The Sunny Delight Beverage Company has overhauled its iconic Sunny D drinks brand for the second time in less than two years in an attempt to re-engage with mums and their kids.

After slashing the sugar levels and updating the packaging in July 2007, it has now ditched all artificial flavourings, artificial preservatives and added sugar. The company has also replaced Sunny D’s semi-opaque bottle with a transparent one and abandoned the 2007 handwriting-annotated labelling.

The three-product range, which contains 70% natural juice compared with the current 15%, will hit shelves from late this month. It will be supported by a £4.5m marketing campaign, which breaks in time for the new school term in September.

SDBC said the reformulation and new look would win over lapsed users who had abandoned the brand after a barrage of negative publicity in the late nineties and early noughties.

It had been a challenge to make the drink healthier without compromising the flavour children liked, said Lee Taylor, international technical director at SDBC.

“We are thrilled that the widespread changes we made to our whole manufacturing platform have resulted in a product that is both natural and achieves taste parity with current Sunny D,” he said.

An Apple & Blackcurrant flavour has joined the existing Florida Orange and Caribbean variants. The 1.5-litre bottle will be delisted and replaced with a 1-litre bottle (rsp £1.45), and a new 4x330ml multipack (£3.25) will be introduced alongside the 330ml bottle.

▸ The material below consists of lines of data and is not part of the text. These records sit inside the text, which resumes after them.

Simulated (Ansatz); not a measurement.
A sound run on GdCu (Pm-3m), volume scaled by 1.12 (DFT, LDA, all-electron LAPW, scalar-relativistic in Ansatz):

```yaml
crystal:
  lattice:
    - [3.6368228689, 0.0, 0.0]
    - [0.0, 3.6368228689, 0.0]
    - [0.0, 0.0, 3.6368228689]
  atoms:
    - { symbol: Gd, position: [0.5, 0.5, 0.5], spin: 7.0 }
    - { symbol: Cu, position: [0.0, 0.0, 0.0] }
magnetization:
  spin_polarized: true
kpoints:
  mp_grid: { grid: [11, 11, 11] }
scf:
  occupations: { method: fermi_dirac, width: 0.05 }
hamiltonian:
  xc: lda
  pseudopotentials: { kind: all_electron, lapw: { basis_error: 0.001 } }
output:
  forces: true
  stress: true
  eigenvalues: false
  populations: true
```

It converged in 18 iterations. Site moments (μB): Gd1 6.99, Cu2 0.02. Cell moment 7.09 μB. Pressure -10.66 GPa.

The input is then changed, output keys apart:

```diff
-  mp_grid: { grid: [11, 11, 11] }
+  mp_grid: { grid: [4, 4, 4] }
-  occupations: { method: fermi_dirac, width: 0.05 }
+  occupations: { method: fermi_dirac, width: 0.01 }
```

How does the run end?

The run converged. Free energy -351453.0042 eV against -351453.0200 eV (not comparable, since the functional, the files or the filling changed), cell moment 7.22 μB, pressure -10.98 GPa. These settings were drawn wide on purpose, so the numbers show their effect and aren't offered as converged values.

Joe Hale, account director at brand consultancy Dragon, said the relaunch would help satisfy consumer health demands, but warned SDBC to beware the effect on its brand image. “It must ensure it doesn’t detract from its fun proposition and become an overly worthy juice brand, of which there are too many at the moment,” he said.

Procter & Gamble launched Sunny D in the UK in 1994 and sold it to SDBC in 2004.